A recent study by Christopher Thurber, Ph.D., a staff psychologist at Phillips Exeter Academy, a boarding school in New Hampshire, and Edward Walton, M.D., a University of Michigan physician who specializes in camp health issues, provides guidance for parents in helping kids to avoid or cope with homesickness. According to the study authors, it's important to address homesickness concerns ahead of the separation, and to discuss strategies for coping. Some tips from the professionals:
- Let your child help to make the decision to go away to camp. This allows her to feel some control over the situation rather than feeling as if the separation was imposed upon her.
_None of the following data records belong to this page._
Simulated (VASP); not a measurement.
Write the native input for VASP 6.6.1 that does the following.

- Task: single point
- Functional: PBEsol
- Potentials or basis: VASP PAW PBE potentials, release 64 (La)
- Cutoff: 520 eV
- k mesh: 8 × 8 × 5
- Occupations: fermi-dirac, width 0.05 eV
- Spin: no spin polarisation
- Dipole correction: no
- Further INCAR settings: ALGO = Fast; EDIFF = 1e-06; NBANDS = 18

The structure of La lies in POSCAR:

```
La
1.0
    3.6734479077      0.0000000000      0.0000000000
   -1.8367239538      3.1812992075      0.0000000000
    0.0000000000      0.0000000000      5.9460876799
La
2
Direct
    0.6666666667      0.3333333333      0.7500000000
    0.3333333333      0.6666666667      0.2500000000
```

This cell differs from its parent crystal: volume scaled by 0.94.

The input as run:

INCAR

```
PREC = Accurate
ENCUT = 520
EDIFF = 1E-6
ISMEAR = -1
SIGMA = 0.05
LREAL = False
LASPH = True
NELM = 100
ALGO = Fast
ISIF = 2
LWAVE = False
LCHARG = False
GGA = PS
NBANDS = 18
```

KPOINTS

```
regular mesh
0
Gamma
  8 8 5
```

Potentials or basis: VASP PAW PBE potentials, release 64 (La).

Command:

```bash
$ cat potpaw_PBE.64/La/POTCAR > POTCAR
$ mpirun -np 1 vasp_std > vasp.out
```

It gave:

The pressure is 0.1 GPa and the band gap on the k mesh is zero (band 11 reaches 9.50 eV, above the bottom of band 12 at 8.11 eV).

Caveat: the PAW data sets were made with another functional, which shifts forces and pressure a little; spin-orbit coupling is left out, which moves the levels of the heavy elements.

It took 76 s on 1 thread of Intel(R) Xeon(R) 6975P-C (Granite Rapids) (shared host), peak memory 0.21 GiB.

- Spend time learning about the camp by visiting it with your child or looking at brochures or the camp website. If possible, introduce your child to camp staff or other children who will be campers at the same time, so that there will be a familiar face once he gets to camp.
- Discuss the positive aspects of a camp experience, such as making new friends and learning new skills.
- Practice separations with a sleepover at a friend or grandparent's house.
- Acknowledge that homesickness is normal, but that there are strategies that will lessen the discomfort, such as talking about feelings with a camp counselor, writing letters home, and seeking out friends and activities.
- Block out the camp dates on a calendar, so your child can put the separation into perspective.
- Keep your own anxieties to yourself. Remain positive about the camp experience so as not to transmit your own fears to your child.
- Don't tell your child in advance that you'll come to get her if she arrives at camp and feels homesick. Not only does this set up the expectation that she will feel homesick but it doesn't allow her to gain skills in overcoming her feelings if she does experience this problem. If you receive a distress call from your child or her camp counselor once she gets to camp, offer reassurance and a vote of confidence that she will be able to stay and enjoy the experience.
- If homesickness is prolonged and severe and your child is having trouble eating or sleeping due to homesickness, you may need to take him home. Don't treat this as a failure. Reassure him that he will have other opportunities to practice separations and that eventually he'll be able to stay at camp.
The American Camp Association (ACA) publishes a DVD-CD set called "The Secret Ingredients of Summer Camp Success" that includes homesickness prevention strategies. Log on to
www.acacamps.org to learn more.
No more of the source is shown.